Gods who engage in lying and deceit, or turn themselves into various animals for the purpose of surprising, and having sex with, unsuspecting female mortals, seem to have been banned from American television.
A drama in which Medea murders her children is considered unsuitable for home viewing among the families who loved Silence of the Lambs. The Greek gods, who seem to me the most believable of deities, are definitely out in a land where mythology has become Disneyfied.
So it was with relief that I turned to dramatising, again for America, a story from the Old Testament, only to find that its God has a great deal in common with the unpredictable inhabitants of Mount Olympus. He also demands frequent burnt offerings and is furious if he doesn't get them. He also has a contemporary interest in ethnic cleansing, and how will a politically correct audience react to King David who delivered 500 Philistine foreskins to Saul and, when attacking Jerusalem, called out, "Does anybody here hate the Jebusites as much as I do?"? The place for religion, if only on television, is plainly after the watershed.
C M Bowra wrote: "A people gets the gods it deserves. The grinning, gloating ogres of the Aztecs mirrored a race barbarised by constant war."
So the Greek gods are as louche, and often as charming, as their worshippers. The God of Israel is extremely nationalistic and frequently cross. The Scottish God is prim and meticulous and the American God, on the networks, wishes to be taken literally and prefers large financial contributions to burnt offerings.
When I was at school I was introduced to the Church of England God, a well-intentioned old gent who doesn't care too much for religion.
WHATEVER YOU may think of Tony Blair, his behaviour in Northern Ireland was little short of heroic. Here was Blair at his best, prepared to spend days and nights closely closeted with some of the world's most boring bigots and still able to come up smiling. As he pursued his tireless negotiations, I knew just how he was behaving. He was, once again, Blair the young barrister trying desperately to settle a case "at the door of the court". I remember just what it was like. The judge was being kept out of court and was in his room drinking coffee and doing the Times crossword, an occupation that wouldn't keep him quiet forever. So the barrister went up and down the corridor, speaking to the lawyers of different parties, offering a piece of the action to one, a crumb of comfort to another, a promise to pay costs or make an apology in open court, every word of which would be picked over.
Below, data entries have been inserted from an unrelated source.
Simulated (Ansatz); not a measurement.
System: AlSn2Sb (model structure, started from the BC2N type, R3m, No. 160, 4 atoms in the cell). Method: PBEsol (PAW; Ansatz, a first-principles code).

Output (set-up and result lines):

The deadline was fixed; the judges' clerk said his Lordship can't be kept out for ever. You spoke a slightly different language to each party and the most difficult person was always your own client. You'd save your customers from a prolonged and hugely expensive battle, and, however slight the cost, they would find it hard to swallow. Like the contestants in Northern Ireland, who have come prepared for a fight, and are keenly looking forward to it. They would rather risk everything than be cheated out of a chance to vilify the opposition. Your heart sinks when they tell you they only want "justice", a vague conception to which they are probably not entitled and which may do them more harm than good.
The judge sends out a last message; he's coming back to court and minds will have to be made up. There are more important cases waiting.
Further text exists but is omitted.